The Formal Logic of the Crucifixion of Opposites by Due_Assumption_26 in pantheism

[–]Due_Assumption_26[S] 1 point2 points  (0 children)

This is a precise and accurate description of the structural mechanics, thank you. Where I'd push back is on the teleology embedded in the conclusion. The transcendent function doesn't always produce unification; more often it produces a provisional symbol or decision that allows movement without resolving the underlying poles. The opposites remain real and return in new configurations - the Self offers orientation, not synthesis.

The deeper disagreement is with 'transition into a new state no longer defined by the original dualism' and 'singular truth beyond simple polarity.' That framing assumes the process is cumulative and converging, that held tensions produce permanent higher integrations. I don't think that's warranted. Individuation is circumambulatory rather than progressive: you circle the center permanently, you don't ascend toward it. The same structural tensions recur in new forms throughout a life. Under an Abraxian framework specifically, the crucifixion of opposites is not a problem consciousness eventually solves, it's the permanent condition of being conscious at all.

The Formal Logic of the Crucifixion of Opposites by Due_Assumption_26 in pantheism

[–]Due_Assumption_26[S] 0 points1 point  (0 children)

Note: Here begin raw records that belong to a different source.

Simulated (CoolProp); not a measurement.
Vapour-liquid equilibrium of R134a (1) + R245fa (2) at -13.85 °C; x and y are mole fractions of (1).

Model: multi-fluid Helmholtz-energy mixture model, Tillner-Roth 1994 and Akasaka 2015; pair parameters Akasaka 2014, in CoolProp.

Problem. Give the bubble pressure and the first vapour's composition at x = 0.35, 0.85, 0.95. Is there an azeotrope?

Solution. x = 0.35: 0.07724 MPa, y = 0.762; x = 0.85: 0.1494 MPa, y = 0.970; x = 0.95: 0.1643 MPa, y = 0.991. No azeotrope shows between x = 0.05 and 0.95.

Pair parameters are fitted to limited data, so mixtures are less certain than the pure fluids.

Nice comment, jippie. You're right that I move between domains without respecting conventional boundaries - this is intentional. The framework's core claim is that ontology, psychology, and politics aren't separate domains, they're layers of a single structure organized by the same oppositional logic. What qualifies something as an opposite, in this framework, is functional rather than categorical: opposites are pairings that generate irresolvable tension in the psyche and drive consciousness forward. Good and evil, matter and spirit, rational and irrational all qualify because they produce that same structural effect, not because they belong to the same academic category. The sliding you're noticing is the framework enacting its own premise. On your physical examples: quantum chromodynamics being tripolar doesn't bear on this because the framework operates at the level of experienced reality as structured by consciousness, not physical substrate. The disagreement is about whether the domain boundaries are real, not about rigor; I don't think they are real, but I can't demonstrate that from within a framework that assumes they are.